The entropy of black hole under second-order deviation from equilibrium

This paper establishes that for a dynamical black hole under second-order perturbations, the entropy is precisely given by the area of the apparent horizon and satisfies the second law of thermodynamics when the null energy condition holds, utilizing a modified canonical energy within the covariant phase space formalism.

Original authors: Wen-Tao Fu, Ming-Fei Ji, Yu-Sen Zhou, Li-Ming Cao

Published 2026-06-16
📖 5 min read🧠 Deep dive

Original authors: Wen-Tao Fu, Ming-Fei Ji, Yu-Sen Zhou, Li-Ming Cao

Original paper licensed under CC BY 4.0 (http://creativecommons.org/licenses/by/4.0/). This is an AI-generated explanation of the paper below. It is not written or endorsed by the authors. For technical accuracy, refer to the original paper. Read full disclaimer

The Big Picture: Black Holes as Thermodynamic Systems

Imagine a black hole not just as a cosmic vacuum cleaner, but as a giant, hot cup of coffee. Just like coffee has a temperature and a certain amount of "disorder" (entropy), black holes have these properties too.

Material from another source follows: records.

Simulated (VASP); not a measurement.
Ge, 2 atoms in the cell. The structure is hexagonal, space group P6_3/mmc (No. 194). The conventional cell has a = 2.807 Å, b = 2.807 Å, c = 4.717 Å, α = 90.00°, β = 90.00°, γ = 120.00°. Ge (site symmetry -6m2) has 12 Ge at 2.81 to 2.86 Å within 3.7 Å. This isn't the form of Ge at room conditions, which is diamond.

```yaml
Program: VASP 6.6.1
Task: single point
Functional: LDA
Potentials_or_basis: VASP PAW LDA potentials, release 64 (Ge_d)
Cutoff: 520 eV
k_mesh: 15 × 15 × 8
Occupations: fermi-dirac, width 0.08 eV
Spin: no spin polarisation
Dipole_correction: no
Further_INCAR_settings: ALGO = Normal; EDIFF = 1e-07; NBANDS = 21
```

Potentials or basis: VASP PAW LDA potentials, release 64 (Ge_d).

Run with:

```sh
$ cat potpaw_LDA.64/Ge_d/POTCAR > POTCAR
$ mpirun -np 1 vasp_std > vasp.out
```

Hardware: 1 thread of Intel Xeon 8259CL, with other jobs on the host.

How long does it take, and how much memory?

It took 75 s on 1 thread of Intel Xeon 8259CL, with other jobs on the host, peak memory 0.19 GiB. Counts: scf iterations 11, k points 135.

For decades, physicists have known that for a stationary black hole (one that isn't changing, like a cup of coffee sitting perfectly still), the amount of entropy is directly tied to the size of its surface area. It's like saying the amount of disorder in the coffee is exactly proportional to the size of the cup's rim. This is the famous "Area Law."

However, real black holes aren't always still. They eat stars, swallow gas, and wiggle around. When a black hole is dynamical (changing), things get messy. The question this paper asks is: If a black hole is being disturbed, does the "entropy" still equal the "area," and if so, which area?

The Setup: A Slightly Wobbly Black Hole

The authors imagine a black hole that is mostly calm but is being nudged by a small amount of matter falling into it. They don't just look at a tiny, first-order nudge (a gentle tap); they look at a second-order deviation.

  • First-order: Imagine tapping a drum. It vibrates once.
  • Second-order: Imagine tapping the drum hard enough that the vibration changes the shape of the drum skin itself, which then changes how it vibrates again.

The paper studies this "vibration of the vibration" to see if the rules of thermodynamics still hold up.

The Two Types of "Edges"

To solve this, the paper distinguishes between two different "edges" of the black hole:

  1. The Event Horizon: Think of this as the "point of no return" calculated by a crystal ball. It knows the future. It tells you, "If you cross this line now, you will never escape, even if you wait forever." It is a global, teleological concept (it depends on the entire history of the universe).
  2. The Apparent Horizon: Think of this as the "local boundary." It's the edge where, right at this moment, light trying to escape is getting stuck. It doesn't know the future; it only knows what's happening right now.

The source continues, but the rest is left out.